Looking out his window, now writing a page of memoir rather than fiction, Nabokov notes
I could also distinguish the glint of a special puddle (the one Krug had somehow perceived through the layer of his own life), an oblong puddle invariably acquiring the same form after every shower because of the constant spatulate shape of a depression in the ground.

Nabokov has taken his persistent fascination with doubles and reflections into the realm of meta-fiction here, mirroring the opening "fictional" paragraph with a closing "non-fictional" paragraph, making plain the author's incorporation of real life into fiction. At other times in the novel the perspective shifts from third person to first and back to third, drawing attention to the author's consciousness in deciding between approaches, and at times the author's thinking intrudes even more plainly, as in Chapter 5 when Krug visits his friend Ember in the latter's bedroom:
Ember gratefully adopts the subject selected. He might have asked: "Why then?" He will learn the reason a little later. Vaguely he perceives emotional dangers in that dim region. So he prefers to talk shop. Last chance of describing the bedroom. Too late. Ember gushes.
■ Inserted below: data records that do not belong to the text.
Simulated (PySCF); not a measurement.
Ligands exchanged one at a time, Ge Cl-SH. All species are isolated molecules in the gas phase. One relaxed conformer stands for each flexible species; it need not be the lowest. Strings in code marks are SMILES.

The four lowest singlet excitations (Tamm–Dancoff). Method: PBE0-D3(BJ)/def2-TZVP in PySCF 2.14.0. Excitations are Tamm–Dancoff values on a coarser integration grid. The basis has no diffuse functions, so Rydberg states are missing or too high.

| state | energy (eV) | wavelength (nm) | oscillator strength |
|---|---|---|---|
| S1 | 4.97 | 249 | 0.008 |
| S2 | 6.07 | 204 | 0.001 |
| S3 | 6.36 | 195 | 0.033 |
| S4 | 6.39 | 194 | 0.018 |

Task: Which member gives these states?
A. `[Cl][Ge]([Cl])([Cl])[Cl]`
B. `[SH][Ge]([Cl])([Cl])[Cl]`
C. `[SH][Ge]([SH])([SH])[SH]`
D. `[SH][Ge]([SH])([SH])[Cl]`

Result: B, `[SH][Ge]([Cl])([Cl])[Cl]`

Nabokov will leave the bedroom undescribed, then. Fair enough.

Also interesting are the comments on translation included in the text. Nabokov had written nine previous novels in his native Russian. He had translated one, Despair, himself, in 1937. Another, Laughter in the Dark, had been translated in 1936 by an English translator, which Nabokov claimed to be greatly displeased by, and which was then re-written/re-translated by himself in 1938. He thus had some experience with the topic. Nabokov first addresses the subject in chapter 3, in the guise of Ember's translating of Hamlet:
The unfinished translation of his favorite lines in Shakespeare's greatest play - follow the perttaunt jauncing 'neath the rack / with her pale skeins-mate. - crept up tentatively but it would not scan because in his native tongue "rack" was anapaestic. Like pulling a grand piano through a door. Take it to pieces. Or turn the corner into the next line. But the berth there was taken, the table was reserved, the line was engaged.

Even more direct is he in chapter seven:
Nature had once produced an Englishman whose domed head had been a hive of words; a man who had only to breathe on any particle of his stupendous vocabulary to have that particle live and expand and throw out tremulous tentacles until it became a complex image with a pulsing brain and correlated limbs. Three centuries later, another man, in another country, was trying to render these rhythms and metaphors in a different tongue. This process entailed a prodigious amount of labor, for the necessity of which no real reason could be given. It was as if someone, having seen a certain oak tree (further called Individual T) growing in a certain land and casting its own unique shadow on the green and brown ground, had proceeded to erect in his garden a prodigiously intricate piece of machinery which in itself was as unlike that or any other tree as the translator's inspiration and language were unlike those of the original author, but which, by means of ingenious combinations of parts, light effects, breeze-engendering engines, would, when completed, cast a shadow exactly similar to that of Individual T - the same outline, changing in the same manner, with the same double and single spots of suns rippling in the same position, at the same hour of the day. From a practical point of view, such a waste of time and material (those headaches, those midnight triumphs that turn out to be disasters in the sober light of morning!) was almost criminally absurd, since the greatest masterpiece of imitation presupposed a voluntary limitation of thought, in submission to another man's genius. Could this suicidal limitation and submission be compensated by the miracle of adaptive tactics, by the thousand devices of shadography, by the keen pleasure that the weaver of words and their witness experienced at every new wile in the warp, or was it, taken all in all, but an exaggerated and spiritualized replica of Paduk's writing machine?"

The remaining seven of Nabokov's Russian language novels would eventually be translated over the next three decades, always involving Nabokov himself, often including his son Dmitri. Never left to the "suicidal limitation" of some unrelated translator who had submitted themselves to Nabokov's genius in the making of a mechanical imitation. Nabokov clearly wasn't going to have that.